About 50 people attended the conference, sponsored by the National Bureau of Economic Research and titled "Diversifying the Science and Engineering Workforce: Women, Underrepresented Minorities, and Their S&E Careers," at which Mr. Summers gave a luncheon talk. While no transcript of his remarks exists, conference attendees say he discussed several possible hypotheses for why fewer women than men are in the top ranks in science and math at elite universities.
He discussed the theory that women with children are reluctant to work the 80-hour weeks that are required to succeed in those fields. Conference attendees said Mr. Summers then discussed the possibility that men and women may have different innate abilities that were previously attributed to socialization.
When Ms. Hopkins heard that, she said, "I was profoundly upset."
"That kind of discrimination holds people back," she said.

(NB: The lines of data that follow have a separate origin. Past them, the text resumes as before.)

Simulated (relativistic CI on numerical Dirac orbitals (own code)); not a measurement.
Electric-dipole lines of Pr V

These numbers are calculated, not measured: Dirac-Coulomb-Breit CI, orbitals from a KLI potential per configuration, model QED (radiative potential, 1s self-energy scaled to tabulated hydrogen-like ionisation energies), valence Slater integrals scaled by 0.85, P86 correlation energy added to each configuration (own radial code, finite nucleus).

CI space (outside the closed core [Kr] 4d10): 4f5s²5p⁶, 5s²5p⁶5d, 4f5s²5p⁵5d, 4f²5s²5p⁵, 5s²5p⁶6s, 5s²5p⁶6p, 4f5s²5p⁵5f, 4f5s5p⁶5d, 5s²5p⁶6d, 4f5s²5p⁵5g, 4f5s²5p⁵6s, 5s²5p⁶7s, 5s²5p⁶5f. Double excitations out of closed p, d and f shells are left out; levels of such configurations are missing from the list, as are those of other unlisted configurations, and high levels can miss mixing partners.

Others had different feelings:
Not everyone was offended by Mr. Summers's speech. Paula E. Stephan, a professor of economics at Georgia State University, said that Mr. Summers had organized a set of comments on current research findings on the topic and also put forth potential remedies, including providing professors with more child-care services.
I emphasized the word in the first paragraph above that clearly shows that Professor Summers was summarizing the research, not stating a known fact - the word "may". He did not say that women "do" have innate differences that cause them to be underrepresented. He said that research has explored the topic that women "may" have innate differences, a testable hypothesis that can, over time, be shown to be true or false by careful and dispassionate examination of the data.